Queries about TMVA Application

Hi,
I was running TMVA Application after training and testing. But the output histogram that I got doesn’t seem right. I am getting only a vertical peak at ‘-0.2’ (as in the attached figure). Could you check the macro and point out if anything wrong. I actually didn’t understand how the application one works. It would be good if you could explain a bit like why we are only feeding the input of the signal and not the background. The Training and Application macros along with the signal and background input files can be found here.

Canvas_1

Regards,
Saumyen

Hello,

does the training work correctly? Did you e.g. try the TMVAGUI.C to check that the models respond correctly? (A broken model can also create responses like this …)

Yes, the training worked and the TMVAGUI also appeared.
Thanks Stephan.

Saumyen

I found the problem:
You are never writing into the variables that you gave to the reader. See the assignments in the loop in the example code here:
https://root.cern.ch/doc/master/classTMVA_1_1Reader.html

I guess what can also work is to attach the variables both to the reader and as branches to the tree, so the tree directly loads them in a place where the reader picks them up.

Thanks again, Stephan. I got the mistakes. And corrected it. Could you please check the code again; because, I am getting the same kind of result again. Here’s the code.
Application.C (3.6 KB)
Canvas_1

Thanks,
Saumyen

I cannot run your example, but can you simply test if the values of zlepM, zdPHI etc change when you load the next event? Just print them.

Yes, I checked and there is something wrong. I am getting values ‘0’ for all events. That means it’s not getting loaded to the reader, right? But, how to fix this?

Saumyen

Can you first check that values are getting loaded from the tree?

Yes. So when I added the second print option it printed ‘0’ for all, but no error. When I added the first one to check the variables from the TTree then I got errors. The event loop was this:

for (Long64_t ievt=0; ievt<theTree->GetEntries();ievt++) {
 if (ievt%1000 == 0) std::cout << "--- ... Processing event: " << ievt << std::endl;

 theTree->GetEntry(ievt);
//Print variables from the Tree
if(ievt>1000 && ievt<1010){cout<< "lepPt = " <<lepPt<<"\t MissingET = "<<zMissingET<<endl;}

zlepPt = lepPt;
zETAlep = ETAlep;
zPHIlep = PHIlep;
zlepM = lepM;
zdPHI = dPHI;
zdRll = dRll;
zaxialMET = axialMET;
zfracPT =fracPT;
zMissingET = MissingET;
zETAmiss = ETAmiss;
zPHImiss = PHImiss;

//Print variables for the Reader
if(ievt>1000 && ievt<1010){cout<< "zlepPt = " <<zlepPt<<"\t zMissingET = "<<zMissingET<<endl;}

if (Use["BDTF"  ])  histBdtF ->Fill( reader->EvaluateMVA( "BDTF method" ) );
}

The error I got is this:

Saumyen

I guess this is because the variables were saved as Double_t and here I am calling as Float_t. So I changed it. Then I am getting this:

Should I change the variables for the Reader too to Float_t?

Saumyen

The reader takes floats, as you can see in the documentation I linked at the beginning.
So yes, make it floats, and assign from the doubles to the floats, so the conversion to floats happens automatically.

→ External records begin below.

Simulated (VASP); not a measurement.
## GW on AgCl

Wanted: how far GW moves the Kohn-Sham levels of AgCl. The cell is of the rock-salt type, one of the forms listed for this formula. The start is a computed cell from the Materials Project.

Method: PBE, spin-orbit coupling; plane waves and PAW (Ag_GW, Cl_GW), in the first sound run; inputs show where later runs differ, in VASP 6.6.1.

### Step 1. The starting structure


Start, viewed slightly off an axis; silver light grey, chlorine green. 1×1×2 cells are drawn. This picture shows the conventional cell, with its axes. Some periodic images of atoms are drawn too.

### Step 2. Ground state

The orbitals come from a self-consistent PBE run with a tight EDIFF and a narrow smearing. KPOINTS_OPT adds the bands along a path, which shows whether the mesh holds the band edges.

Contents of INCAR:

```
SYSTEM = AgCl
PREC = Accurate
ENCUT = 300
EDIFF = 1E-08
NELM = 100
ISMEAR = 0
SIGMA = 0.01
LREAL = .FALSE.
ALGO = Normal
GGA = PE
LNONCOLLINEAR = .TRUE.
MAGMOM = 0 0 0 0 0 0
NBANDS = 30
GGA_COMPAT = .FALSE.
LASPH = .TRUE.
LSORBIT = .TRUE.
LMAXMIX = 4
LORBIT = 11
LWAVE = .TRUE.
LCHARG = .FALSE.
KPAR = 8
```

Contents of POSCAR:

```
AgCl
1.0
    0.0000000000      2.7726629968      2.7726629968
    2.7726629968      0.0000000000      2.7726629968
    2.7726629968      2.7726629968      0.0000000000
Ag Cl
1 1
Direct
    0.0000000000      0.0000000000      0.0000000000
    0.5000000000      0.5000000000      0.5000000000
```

Okay, I see. Then what can be the fix?
By the way, in the input file, there are NaN values to the variables. In the Training macro, I put a cut. But how to put the cut in Application?

Regards,
Saumyen

The fix:

  1. Make a double, connect to tree.
  2. Make a float, connect to reader.
  3. After loading an event, assign:
    inputReader = outputTree.

How to cut?
Just skip the event.

if (std::isnan(value))
  continue;

Okay, so the cut thing never worked I tried different argument for the if-loop, like if(std::isnan(axialMET)) or if (!std::isnan(axialMET)) or if(!TMath::IsNaN(axialMET)) or if(TMath::IsNaN(axialMET)). None worked. So I tried with an input that doesn’t have a NaN. And It worked fine (I guess). I got this output histo.
Canvas_1
This looks fine, right, compared to the test output!
mva_BDTF

Thank you so so much, Stephan, for this help.

But, what about the other question? I mean why we are only giving input of the signal and not of the background? How do we compare and confirm the separation from the background?

Thanks again,
Saumyen

If you get real NaNs, cutting them out should work. Also note that every comparison with a NaN will always fail, so even this

if (!(0 < MET && MET < 100)
 || !(0 < PT && PT < 150 ) )
  continue;

etc will cut out NaNs. You have to make sure, though, that you test all variables that go into the MVA.

I don’t see the other question, so I couldn’t answer it. It doesn’t make sense to only give the input of the signal, so I wouldn’t know why one would do that.
How do you confirm separation? You run separately for signal and background, and check that the values are different. That’s what the blue and yellow plot from the TMVAGui.C is.

Thanks Stephan again.
Actually, whichever application macro I saw so far they only calling the signal tree and not the background one (even if it’s in the same file). The TMVAClassificationApplication.C file in the tutorial directory, that also call the Signal tree only. So I was wondering if it’s like you call the signal first and then the background separately and then superimpose the two histograms manually later. Is it the case, or I am getting it wrong?

Another question was if I should use (as input) in application the same input files that I trained with. Or, I can use different input files of the same model.
Sorry if these questions sound trivial. I am actually trying to understand what is the purpose of this application and how it works.

Regards,
Saumyen

Yes.

If you use the same input for training and application, you can just test the model, but you cannot use this for anything serious, since models usually perform better on their training data.
The whole point of machine learning is that you can later apply your trained model to new data, so it can make some predictions.
So yes, you can use the same files, but it’s not advisable unless you want to run some tests.

The purpose is to evaluate the trained model on new data. That can either be simulations where you know the result already. In this case it’s to test how good the model is. Or it’s data where you don’t know what it is, and here you use the classifier to make a prediction for you.

Thank you so much Stephan for the help and the explanation. Thanks a lot. This will help me…

Regards,
Saumyen

sorry , how could you get the second picture ? TMVAClassificationApplication.C’s output is just TMVApp.root ,this root file doesnot includes the second picture.(my english is poor)